The bigger strategic step is the electric HCV platform. The first vehicle is in field trials, and a signed MOU points to ₹60-70 cr annualized revenue from one customer. The pitch: a retrofit solution costing 70-75% of a new electric truck, with battery range customisation that OEMs cannot match. The target is niche (public services, infrastructure, utilities) not general logistics. Homologation is expected in FY27, with commercial deployment from April 2025. This is a real revenue line, not a lab project.
The caution is raw material inflation. Aluminum is up 50% in 2-3 months; steel, LPG, and cutting tools are elevated. OEM contracts have pass-through clauses, but the lag is 1-2 quarters. That will pressure margins near-term, especially in the export segment which accounts for 40-50% of revenue. Management did not quantify the hit.

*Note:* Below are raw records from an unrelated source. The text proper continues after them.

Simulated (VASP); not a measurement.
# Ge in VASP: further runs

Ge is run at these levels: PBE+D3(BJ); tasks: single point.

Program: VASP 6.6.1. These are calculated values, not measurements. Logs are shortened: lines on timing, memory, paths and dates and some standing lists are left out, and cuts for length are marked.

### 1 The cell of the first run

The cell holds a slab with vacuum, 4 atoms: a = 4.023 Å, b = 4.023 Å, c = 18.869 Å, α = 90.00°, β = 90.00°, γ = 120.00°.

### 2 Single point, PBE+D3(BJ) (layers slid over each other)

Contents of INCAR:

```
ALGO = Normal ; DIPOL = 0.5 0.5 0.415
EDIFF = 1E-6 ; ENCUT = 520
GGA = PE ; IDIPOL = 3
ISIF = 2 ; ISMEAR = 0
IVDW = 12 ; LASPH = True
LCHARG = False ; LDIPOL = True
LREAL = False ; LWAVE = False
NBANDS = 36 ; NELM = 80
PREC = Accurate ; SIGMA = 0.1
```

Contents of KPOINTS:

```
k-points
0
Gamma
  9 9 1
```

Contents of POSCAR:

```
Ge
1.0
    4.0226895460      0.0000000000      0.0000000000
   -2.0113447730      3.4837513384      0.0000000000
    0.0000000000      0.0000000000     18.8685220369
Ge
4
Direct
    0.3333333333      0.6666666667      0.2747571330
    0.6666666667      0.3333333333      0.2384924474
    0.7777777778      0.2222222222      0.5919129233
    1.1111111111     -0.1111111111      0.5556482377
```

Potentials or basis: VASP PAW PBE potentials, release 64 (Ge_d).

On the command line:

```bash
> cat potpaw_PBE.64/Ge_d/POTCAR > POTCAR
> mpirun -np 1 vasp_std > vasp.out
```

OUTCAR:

Capacity is coming online. The Solapur facility is structurally ready, production starts in Q1 FY27 on two programs. A ₹100-120 cr capex spread over 3 years is expected to generate 1.5-2X incremental annualised revenue at peak. Current utilisation of 80-85% (foundry) and 90% (machine shop) leaves headroom, and debottlenecking will add 10-20% more through FY27.
Europe remains a drag: EMOS is stable but impaired by a ₹48.8 cr charge on EMAP. Menco is undergoing modernisation. The core story is India driven (domestic OEM wins, EV platform validation, and capacity that aligns with demand). The margin question is temporary, not structural.
Precision Camshafts has the orders and the EV edge. Raw material headwinds are real but short-lived if pass-through works.